Cole / Nicole LeFavour

In The Words of Teachers

Photo_040109_004

Boise High Auditorium is cavernous. It is like an old opera house, with a big balcony, hundreds of lower seats, and a large, deep stage. Almost 40 Senators and Representatives sat on that stage under bright lights in the dim hall. We sat in a big semi circle behind tables set with table cloths and silent microphones. Dean Cameron, Chair of our Joint Finance and Appropriations Committee, gave a long and very incomplete rational as to why we cut the public school education budget by 7%, cut teacher pay, froze pay advancement and eliminated much of the state's reimbursement for educational field trips and busing. Tom Luna was cut off from going on longer on the same subject by a bell operated by three women stationed in front of the stage. I am guessing they will long remember getting to ding this Superintendent of Public Instruction into silence.

After the introductions, teachers from all over the state stepped to the microphone one after another to tell stories of what it is and has been like in their classrooms these past years. They described their students or trying to pay their bills. Together the 30 or so of them gave the most amazing State of the Schools I've ever heard.

–One male teacher described his school without walls, how for years they saved up to buy walls to make actual classrooms. He said that was before the budget cuts.

–A local teacher, the only one from Boise, described her work with at risk teens. She was inspiring. You could feel how much she cares, how talented she is with these kids. She was just laid off.

–One woman teaching in a school near the Wyoming boarder said she pays over $1,500 to buy classroom supplies for her kids. Otherwise they have to write letters explaining why they need them. She has tried to save them the embarrassment. She could make $20,000 more dollars a year more, an hour away in Wyoming.

–A teacher who has been teaching for decades and still works 11 hours a day, told a talented scholarship student to get certified in Washington not Idaho because the pay and the teaching conditions are better.

–One teacher described teaching for 19 years, feeling undervalued and underapprecaited. She said we could spend dollars when the kids are young and it's easier, or when they are older and it is intolerable. Schools or prisons. Our choice. Clearly young and energetic, she said she has had it, and may not teach again in Idaho.

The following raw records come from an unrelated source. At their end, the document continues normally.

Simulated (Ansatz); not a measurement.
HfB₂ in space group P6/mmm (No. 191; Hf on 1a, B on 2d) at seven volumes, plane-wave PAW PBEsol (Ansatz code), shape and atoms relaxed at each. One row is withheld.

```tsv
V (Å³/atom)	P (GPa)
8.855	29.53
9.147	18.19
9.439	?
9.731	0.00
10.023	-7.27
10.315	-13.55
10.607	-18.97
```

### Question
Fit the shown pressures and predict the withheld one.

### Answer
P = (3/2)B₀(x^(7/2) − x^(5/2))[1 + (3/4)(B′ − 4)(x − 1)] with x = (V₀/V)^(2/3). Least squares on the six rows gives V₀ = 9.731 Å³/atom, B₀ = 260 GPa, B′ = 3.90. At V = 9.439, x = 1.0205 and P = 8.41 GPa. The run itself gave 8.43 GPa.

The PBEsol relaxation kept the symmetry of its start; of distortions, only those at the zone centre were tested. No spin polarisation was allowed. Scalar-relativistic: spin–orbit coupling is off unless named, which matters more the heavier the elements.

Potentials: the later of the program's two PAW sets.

–Others reminded us that we are 41st in the nation for teacher pay and have the 4th highest class sizes in the U.S.

–One teacher said she does not need Tom Luna's expensive programs and
technology, his reading and math "initiatives," she knows how to teach.

–Some described being parents as well as teachers and worrying or even moving to keep their kids out of some of the more underfunded districts. They talked about crowded classrooms.

–Some described schools where art and science and civics has been cut and what might spark some kids to stay in school or be inspired to learn is lost.

–One powerful speaker challenged us as lawmakers to come to her class room and watch her teach.

On that stage, squirming in the hard chairs, lawmakers sometimes looked uncomfortable. Split almost evenly between Democrats and Republicans for once, it felt odd that not a single member of Republican House or Senate leadership was there, not the Chairs of the education committees John Goedde or Bob Nonini, yet all six members of Democratic leadership for the House and Senate were there. The only one allowed to speak was Dean Cameron. He was tasked to speak for all of those whose hands are dirty with this mess we have made of so many schools. And he conveniently neglected to mention the $44 million in discretionary stimulus dollars that Governor Otter has and wants to spend on roads and sewers, over and above the stimulus dollars Idaho was given specifically to spend on roads. Otter can spend that $44 million on anything.

No we didn't have to do this to teachers or schools or kids or to State employees. Someone chose this course. Dean, you can stand and say we had no other options, but you know better. We do not have to cut schools when we've already starved them to the bone.